I dunno.. your choice of keys didn't seem as random as you think. You went with 'backspace' an 'spacebar' for some reason, rather than 'tab' or 'scroll lock', which might have been more of a challenge.
Subconsciously, you already had a lot of meaning attached to them, which you later gathered as a decent translation. Still, I think there's a lot more meaning to UC's techno-lyrics than just what the reader imparts.
UC 'too-clever' lyrics, at least the techno-speak ones, are actually few and far between, and I always wondered why people singled them out so much. They're definitely a new way of talking about the world, and I can see them being a little jarring to folks who haven't yet become overly-familiar with the slang. I can also see some of us who are immersed in that world kinda shaking our heads at Bono's attempt to fuse formerly non-musical imagery with U2's music.
But hey, there was Kraftwerk, all those years ago, setting the stage for this type of fusion of music and machinery:
Pocket Calculator
If you accept the premise of the song as being the story of a lost soul wandering around in a suicidal haze, and suddenly his phone - in this case an iPhone I suppose - starts sending him motivational messages (and I admit, this is a stretch), then the computer-speak makes perfect sense.
Force quit and move to trash
Restart and re-boot yourself
Password, you, enter here, right now
You know your name so punch it in
There you go , only four lines.
And interestingly enough, when you clip them out to form their own verse, they're surprisingly coherent.
Force quit, move to trash: Abandonment and surrender, the theme of the album. Your life's project, your current path, the document you have open, maybe the suicide not that you've already half-penned - you can throw it all away if it's not working for you, if it's brought you to this point in your life. Don't even exit gracefully, just get out and junk the program that has you stuck.
Or, from the Mac Tips site:
Force Quit is used when you cannot quit a program using the
regular quit. You can Force Quit by pressing Command-Option
-Q-Esc.
Note: This isn't very good for the program that you force quit
on, but it is the best choice if you can't quit any other way
This gives us the answer posed by SIAMYCGOO: Well, how do I get un-stuck?
Restart and re-boot yourself: Now that you've discarded the buggy program(ming) that had you mired down, stuck in a moment, you're free to start fresh. Not only can you refresh your mind and try again, you can reboot yourself.
'Booting' a system has always been a reference to 'bootstrapping', which is a metaphor for a self-sustaining process that proceeds without external help.
'Pulling yourself up by your own bootstraps."

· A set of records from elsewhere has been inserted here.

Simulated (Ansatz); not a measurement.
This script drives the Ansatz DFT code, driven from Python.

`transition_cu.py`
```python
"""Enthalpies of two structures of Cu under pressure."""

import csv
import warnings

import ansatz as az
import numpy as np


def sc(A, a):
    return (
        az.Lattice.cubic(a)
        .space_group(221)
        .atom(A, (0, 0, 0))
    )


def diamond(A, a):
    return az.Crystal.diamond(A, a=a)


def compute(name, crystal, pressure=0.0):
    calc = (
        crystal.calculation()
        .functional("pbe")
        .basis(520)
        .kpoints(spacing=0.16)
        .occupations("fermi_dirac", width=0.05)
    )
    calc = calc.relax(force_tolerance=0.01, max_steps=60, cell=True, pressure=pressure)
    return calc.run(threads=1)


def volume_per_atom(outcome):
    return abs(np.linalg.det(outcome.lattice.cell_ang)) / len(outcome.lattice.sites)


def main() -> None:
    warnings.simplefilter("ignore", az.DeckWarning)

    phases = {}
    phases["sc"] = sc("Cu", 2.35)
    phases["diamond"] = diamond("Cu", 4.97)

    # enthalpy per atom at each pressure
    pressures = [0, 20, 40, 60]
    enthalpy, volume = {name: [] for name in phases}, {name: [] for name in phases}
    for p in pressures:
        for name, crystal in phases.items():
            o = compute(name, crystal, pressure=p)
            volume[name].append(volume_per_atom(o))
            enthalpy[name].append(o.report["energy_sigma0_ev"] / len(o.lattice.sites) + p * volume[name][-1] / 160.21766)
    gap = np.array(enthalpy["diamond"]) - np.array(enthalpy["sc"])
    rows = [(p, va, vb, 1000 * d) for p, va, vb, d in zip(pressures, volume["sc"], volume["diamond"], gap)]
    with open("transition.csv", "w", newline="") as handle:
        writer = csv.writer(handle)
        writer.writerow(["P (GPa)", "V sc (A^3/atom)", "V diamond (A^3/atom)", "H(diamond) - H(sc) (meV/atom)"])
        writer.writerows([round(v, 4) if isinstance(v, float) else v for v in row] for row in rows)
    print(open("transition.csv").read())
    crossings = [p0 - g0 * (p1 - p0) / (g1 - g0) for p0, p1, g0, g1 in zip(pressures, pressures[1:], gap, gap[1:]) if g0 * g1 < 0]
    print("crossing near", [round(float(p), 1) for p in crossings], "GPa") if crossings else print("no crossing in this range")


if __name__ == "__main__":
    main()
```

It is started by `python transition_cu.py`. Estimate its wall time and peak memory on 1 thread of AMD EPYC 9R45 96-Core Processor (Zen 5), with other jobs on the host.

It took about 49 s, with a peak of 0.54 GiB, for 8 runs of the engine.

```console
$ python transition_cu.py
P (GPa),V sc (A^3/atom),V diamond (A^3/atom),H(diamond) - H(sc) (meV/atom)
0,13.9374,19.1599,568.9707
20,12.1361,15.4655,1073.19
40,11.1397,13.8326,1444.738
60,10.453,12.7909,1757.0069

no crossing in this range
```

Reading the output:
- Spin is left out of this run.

In computer terms, bootstrapping is the process by which a very simple program, embedded into the hardware of the computer, becomes active and initiates a chain of other program calls that eventually lead to the entire operating system being active and turned over to user control.
The idea here is that we, as humans, have a hard-wired core that pushes us to survive. You can throw away everything, turn off the power, and even then, you know at your core that you can still keep going and build yourself back up to the person you know you are, or can become. Maybe you just got off track the first time around because of some bad programming.
Password, you, enter here, right now: So when the system is purged of its malware, of whatever malicious programming that had it stuck, it is rebooted and turned over to it's rightful owner.
You.
But you're greeted with a login screen. It's not just anyone's life, it's yours and only you can log in.
I like the idea other posters have expressed, where they hear this line as: Password: you.
This goes back to the bootstrapping idea, where you're the only one responsible for getting your life back on track, and for getting yourself back into that life once you're presented with the opportunity. You're not just entering the password, you *are* the code that activates your life.
There was nothing wrong with you, it was just the crap that you quit and trashed and are now ready to proceed without. It's a clean slate, something that we think can only happen once, when we are born, but this song is saying that you can get a second crack at life.
Password: you.
You enter here, right now.
You know your name so punch it in:
In a complete tangent, I'm reminded here of an old episode of Family Ties, where Alex (played by Michael J. Fox) is going through a horrible personal crisis after the death of his friend, Greg. He's so distraught, he ends up in a psychiatrist's office, trying to find the meaning in his life that seems to have vanished along with his friend's life. He breaks down, questioning and revisiting his whole history, grasping for meaning and finding nothing.
Until finally, the doctor gets him to the point where he asks if Alex believes in any power greater than himself. Surprisingly, for a guy who only believes in money and facts and concrete things, Alex discovered he does have some faith, deep down at his core.
The episode ends like so:
ALEX: Uh, Greg's dead, and I'm alive. And I can't change
that. But I can keep his memory alive. I can take
his sense of humor, and his energy, and his warmth,
and I can make them my own. I can be the best Alex
Keaton I can be, and I can use the gifts that I've
been given. And I can take time to appreciate the
beauty in this life. And I can, I can be gentle. And
I can be forgiving and thoughtful. And I can make a
lot of money. Because, well I'm sure God wants me to,
because if He didn't, He wouldn't have made me so
smart. I wanna, I wanna, I wanna talk a little bit
more, ah, do we still have time?
PSYCHIATRIST: Yeah, sure, sit down.
ALEX: Alright. I got so much in my head now, I don't know where to start.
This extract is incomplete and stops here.